Albright: 'Little Steps' Across Big Mideast Chasm

Stalled peace gets a boost as recalcitrant leaders make some modest concessions.

The aftershock of Secretary of State Madeleine Albright's first trip to the Middle East is slowly rumbling across the region.

The initial tremor for Arabs at Secretary Albright's first words in Israel Sept. 10 - of unquestioned support for the Jewish state and battle cries against Palestinian "terrorism" - gave way to relief as she switched to tougher language against Israel.

Albright called for a "time out" on Prime Minister Benjamin Netanyahu's "provocative" policies of building Jewish settlements on occupied Arab land.

This carefully choreographed plan, called a "one-two punch" by one Western diplomat, brought praise from several Arab leaders, so the "little steps" Albright says she made in her efforts to resuscitate the failing peace process were steps forward, and not back.

Mutual trust between reluctant Mideast peace "partners" has hardly been restored, but modest results of this trip's up-and-down burst of activity on the Mideast seismograph are already being felt. Among Israeli hard-liners, an initial euphoria was soon replaced by growing anger.

Albright left the region Sept. 15 amid reports that Jewish settlers had taken over two houses in Arab East Jerusalem. The move, though in line with Israel's settlement policies, caused Mr. Netanyahu to say that the move was "not good for the state of Israel."

Also put back on the US peace agenda: Syria and Lebanon's joint peace track with Israel. Less than a year ago, State Department spokesman Nicholas Burns said that the possibility of a resumption of the Syrian track - broken off by Israel in February 1996 - was "not even on the horizon."

But during talks here with Syrian President Hafez al-Assad, Albright discussed Syria's terms for restarting negotiations on Israel's return of the strategic Golan Heights, captured in 1967.

Despite a steady flow of reports coming from Israel that Syria is preparing a "military option" to start a sixth Arab-Israeli war, diplomatic sources here deny seeing any evidence.

And during an unscheduled stop in Beirut Sept. 15, Albright made clear that Lebanon will play a "pivotal role" in the Mideast peace formula. She stressed the need for Lebanon to be independent, despite the occupation of a nine-mile-wide southern zone by Israeli troops, and 30,000 Syrian troops in the country.

A spate of bloody incidents - including the loss of 12 elite Israeli naval marines during a botched raid north of the zone the night of Sept. 4 - has again brought to a head the debate in Israel over a withdrawal.
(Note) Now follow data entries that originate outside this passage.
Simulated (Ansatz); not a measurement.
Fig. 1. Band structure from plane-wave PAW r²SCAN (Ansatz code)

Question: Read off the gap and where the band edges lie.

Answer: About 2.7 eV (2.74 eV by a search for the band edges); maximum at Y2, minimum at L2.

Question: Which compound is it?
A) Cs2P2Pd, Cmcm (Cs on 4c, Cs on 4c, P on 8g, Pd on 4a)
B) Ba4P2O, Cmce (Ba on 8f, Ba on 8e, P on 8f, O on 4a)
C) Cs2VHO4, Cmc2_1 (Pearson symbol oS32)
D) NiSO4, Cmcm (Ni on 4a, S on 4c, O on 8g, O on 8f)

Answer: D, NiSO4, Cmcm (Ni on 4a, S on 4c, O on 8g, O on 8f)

More than 100 Israeli soldiers have been killed in southern Lebanon this year alone.

But any deal on Lebanon is intricately tied to Syria, the main power broker in the country. Syria tacitly supports - as does Iran, more overtly - Hizbullah guerrillas fighting the Israeli occupation.

Among the apparent immediate results of Albright's visit, Netanyahu on Sept. 15 suggested that Israel might be flexible on talks on the future of the Golan Heights. Until now, Netanyahu had rejected any Israeli withdrawal, and encouraged Jewish settlers living there to build.

But Syria still demands a full withdrawal, and says it wants to return to the same point where talks were broken off. Syrian and Israeli chiefs of staff had met twice to hammer out security details.

Sources in Damascus note that Syria's requirement about the starting point for renewed talks may also be adjustable.

"The Syrians do perceive some evolution in Netanyahu's thinking, but the gaps are large," says a Western source in Damascus. "Syrians are very skeptical about Netanyahu's intentions, and remain to be convinced that he is a man of peace."

In the "progress" column of Albright's ledger are meetings to be held in Washington next week between delegations from Israel and Yasser Arafat's Palestinian Authority. Albright will meet Israel's foreign minister and Mr. Arafat's deputy, and then both Syrian and Israeli foreign ministers.

Palestinians also have come up with a security plan for confronting Hamas, the Islamic Resistance Movement, which claims responsibility for suicide bombings in Jerusalem on July 30 and Sept. 4. As a result, Israel has partially eased its closure of Palestinian-controlled territories.

Despite heavy leaning by Albright, some Gulf leaders reserved judgment on whether they would reverse decisions to boycott a US-backed economic conference slated for November in Qatar. Israel will attend, and Syria is leading the campaign to block Arab participation until there is progress on peace.

Also far from resolved: daily violence in southern Lebanon. Israel says it is afraid to pull its troops out, saying that Hizbullah will "follow" them into Israel.

"Syria has always made clear that, in the context of a full Israeli withdrawal, ways will be found to neutralize the Hizbullah military," says a Western source here.

"But they are pleased about a certain level of violence there. It is carefully managed, so as not to lead to dire consequences," he adds. "It's a way to remind Israel and the US that the peace process is not complete, and requires more effort."